China is facing a slowing economy amidst an abundance of cash, a scenario that has economists pondering if the country is caught in a liquidity trap. This predicament demands President Xi Jinping’s administration to consider spending its way out of the economic slowdown. However, traditional economic remedies like fiscal stimulus might prove ineffective within the framework of Beijing’s ‘socialist market economy.’

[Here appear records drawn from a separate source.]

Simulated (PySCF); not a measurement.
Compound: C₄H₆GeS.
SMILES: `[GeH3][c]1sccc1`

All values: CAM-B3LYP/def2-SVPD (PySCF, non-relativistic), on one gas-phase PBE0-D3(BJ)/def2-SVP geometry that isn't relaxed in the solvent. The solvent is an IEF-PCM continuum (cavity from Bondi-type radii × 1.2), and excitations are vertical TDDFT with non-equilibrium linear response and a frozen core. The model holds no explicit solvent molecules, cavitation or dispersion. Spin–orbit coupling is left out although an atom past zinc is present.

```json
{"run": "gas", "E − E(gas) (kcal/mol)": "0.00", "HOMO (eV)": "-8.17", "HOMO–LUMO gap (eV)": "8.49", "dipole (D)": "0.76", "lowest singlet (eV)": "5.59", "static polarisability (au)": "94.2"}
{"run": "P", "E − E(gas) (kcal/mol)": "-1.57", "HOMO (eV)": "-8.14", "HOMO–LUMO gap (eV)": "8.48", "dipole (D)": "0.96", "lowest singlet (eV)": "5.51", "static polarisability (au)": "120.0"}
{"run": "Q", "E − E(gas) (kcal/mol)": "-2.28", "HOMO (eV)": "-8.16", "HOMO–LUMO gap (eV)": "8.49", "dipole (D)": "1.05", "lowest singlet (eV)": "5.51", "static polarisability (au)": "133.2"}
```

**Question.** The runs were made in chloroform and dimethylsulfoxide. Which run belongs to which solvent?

The concept of a liquidity trap, first described by John Maynard Keynes during the Great Depression, refers to a situation where individuals hoard cash due to low bond yields. A similar crisis arose in Japan after the property bubble burst in 1998, leading to a recession and diminished impact of monetary policy. These echoes of past economic challenges resonate in China’s current economic climate. While Chinese interest rates are far from zero, the recent surprise cut in the benchmark one-year loan prime rate to 3.45% highlights the central bank’s efforts to loosen monetary policy. Despite state media’s dismissal of liquidity trap concerns, the parallels between China’s current situation and Japan’s three decades ago cannot be ignored. While Western economies are grappling with inflation, China’s consumer price index has remained stagnant since the beginning of 2023. Just like the Bank of Japan, the People’s Bank of China is loosening monetary policy but failing to influence prices, resulting in an unprecedented surplus of money.
China’s M2, a broad measure of money supply, has skyrocketed, surpassing 300 trillion yuan ($42.3 trillion) in April 2023. This figure dwarfs the combined money supply of the US and Europe and indicates an excessive level of liquidity in the Chinese economy relative to GDP. Further signs of economic stagnation include record-high bank deposits and stalled growth in total social financing. Companies are hoarding cash instead of investing, as evidenced by the widening ratio of interest-paying time deposits to demand deposits in Chinese banks.
Paul Krugman argued for forceful action to combat entrenched expectations of economic decline, suggesting that central banks should credibly promise to be irresponsible. China’s central bank has taken a similar approach, aggressively clamping down on debt trading and threatening to short-sell billions of yuan worth of government bonds. This reflects a waning faith in China’s growth potential and underscores the similarities with Japan’s experience. The yield on China’s long-dated government debt securities has converged with that of Japan’s, indicating a lack of confidence in China’s economy. This is further exacerbated by the recent frenzied speculation in May, which saw the price of a 30-year Chinese bond spike by 25% upon debut, causing its yield to temporarily dip below that of its Japanese counterpart.
Following Keynesian principles, China has embarked on an expansion of fiscal policy. The government’s recent issuance of 1 trillion yuan special bonds this year signifies its willingness to spend, but the question of its effectiveness remains. The government plans to continue issuing these bonds over the next several years, aiming to fill a growing void in the economy. Property developers are struggling with debt, and individuals are repaying home loans early, leading to a significant shrinkage in the mortgage-backed securities market. However, the extent of the central government’s financial commitment remains unclear.
China’s history of using large-scale spending during difficult times is well-documented, as evidenced by the 4 trillion yuan stimulus package implemented during the global financial crisis in 2008. However, the current administration has been hesitant to deploy such a massive fiscal bazooka. This cautious approach suggests either a lack of concern about the economic predicament or fears of unintended consequences from excessive spending. The previous stimulus package, while effective in the short term, led to long-term structural problems such as industrial overcapacity and ballooning local government debt.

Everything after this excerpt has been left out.